The federal minimum wage gradually would rise to $10.10 per hour from its current $7.25, and then see automatic annual increases linked to changes in cost of living, under a bill introduced today by U.S. Sen. Tom Harkin, D-Iowa, and Rep. George Miller, D-Martinez.
The Fair Minimum Wage Act of 2013 also would gradually raise the minimum wage for tipped workers – now at $2.13 an hour – for the first time in more than 20 years, bringing it to 70 percent of the regular minimum wage. The bill comes three weeks after President Obama highlighted increasing the minimum wage in his State of the Union address.

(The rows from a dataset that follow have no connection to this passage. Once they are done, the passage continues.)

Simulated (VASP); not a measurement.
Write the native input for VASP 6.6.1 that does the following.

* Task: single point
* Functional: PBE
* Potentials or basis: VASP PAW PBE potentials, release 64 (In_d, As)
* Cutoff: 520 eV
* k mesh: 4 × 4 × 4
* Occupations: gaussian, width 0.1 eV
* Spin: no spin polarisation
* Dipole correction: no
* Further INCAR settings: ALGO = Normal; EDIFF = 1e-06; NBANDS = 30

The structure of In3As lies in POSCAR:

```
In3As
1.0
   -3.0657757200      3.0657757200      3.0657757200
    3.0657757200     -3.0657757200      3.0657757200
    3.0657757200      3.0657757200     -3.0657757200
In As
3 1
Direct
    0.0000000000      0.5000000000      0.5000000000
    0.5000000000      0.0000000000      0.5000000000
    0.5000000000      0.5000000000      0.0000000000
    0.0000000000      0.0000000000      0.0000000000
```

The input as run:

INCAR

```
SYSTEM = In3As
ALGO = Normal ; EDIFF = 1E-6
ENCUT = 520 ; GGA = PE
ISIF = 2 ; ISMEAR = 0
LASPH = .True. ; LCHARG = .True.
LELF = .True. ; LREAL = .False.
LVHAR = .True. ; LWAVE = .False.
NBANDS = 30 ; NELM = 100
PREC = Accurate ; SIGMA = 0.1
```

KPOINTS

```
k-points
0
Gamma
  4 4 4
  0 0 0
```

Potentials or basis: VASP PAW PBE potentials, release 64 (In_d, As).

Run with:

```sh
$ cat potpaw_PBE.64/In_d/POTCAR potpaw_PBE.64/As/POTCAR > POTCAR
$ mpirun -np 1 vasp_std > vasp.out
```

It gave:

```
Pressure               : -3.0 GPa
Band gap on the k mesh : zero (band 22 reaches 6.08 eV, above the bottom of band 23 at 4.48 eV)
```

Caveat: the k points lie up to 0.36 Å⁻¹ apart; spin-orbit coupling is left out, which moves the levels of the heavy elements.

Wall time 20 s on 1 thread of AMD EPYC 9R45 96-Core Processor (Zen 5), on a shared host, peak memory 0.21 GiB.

“Income inequality is one of the greatest threats to America’s long-term economic vitality, yet we are widening that inequality with wages that subject people to live in poverty,” Miller said in a news release. “Even during a so-called ‘golden age of corporate profits,’ millions of working families are falling behind because their paychecks aren’t keeping up. That’s immoral and that’s undermining our economy.”
Raising the minimum wage is especially important for working women, who make up a disproportionate share of minimum-wage workers today, Miller added. “As we mark Women’s History Month, we should ensure that working women and families don’t fall into poverty even though they work for a living. It’s time for them to get a raise. It’s time to grow our economy from the bottom up. It’s time for $10.10.”
The lawmakers were joined at today’s Capitol Hill news conference by Margot Dorfman, CEO of the U.S. Women’s Chamber of Commerce; Andy Shallal, owner of several Washington-area restaurants; Amie Crawford, a Chicago fast-food worker; and Gregory Reynoso, a New York pizza delivery driver, who discussed why raising the minimum wage is good for both the economy and for working families.
Congressional conservatives are sure to oppose the bill, contending it will be a job-killer.
“This ill-conceived and dangerous wage hike bill would be a disaster for the entry-level labor market,” Michael Saltsman, research director at the conservative Employment Policies Institute, said in a news release. “It would harm the employment prospects of thousands of entry-level and low-skill employees while failing to reduce poverty or boost the economy.”
But Miller and Harkin contend that’s not true, and note the minimum wage has lost more than 30 percent of its buying power since its peak in 1968; if it had kept up with inflation since then, it would be worth approximately $10.56 per hour today. The minimum wage today pays only $15,000 per year, which is $3,000 below the poverty level for a family of three; this bill would boost the minimum wage to $21,000, lifting families above the poverty line.
The lawmakers say more than 30 million American workers will get a raise under their bill; more than half of whom are women, and 88 percent are adults. And they say increasing the minimum wage to $10.10 per hour will increase the Gross Domestic Product by nearly $33 billion over three years as workers spend their raises in their local businesses and communities; that economic activity will generate 140,000 new jobs over those three years, they say.
Miller – the ranking Democrat on the House Committee on Education and the Workforce – has championed increases to the federal minimum wage for years. He was the House author of the 2007 bill that increased the minimum wage to $7.25 after 10 years without any increases, and he led more than 100 House Democrats in introducing a bill last summer that would’ve brought it to $9.80 per hour; that 2012 bill was never heard in committee.
Harkin chairs the Senate Health, Education, Labor, And Pensions Committee.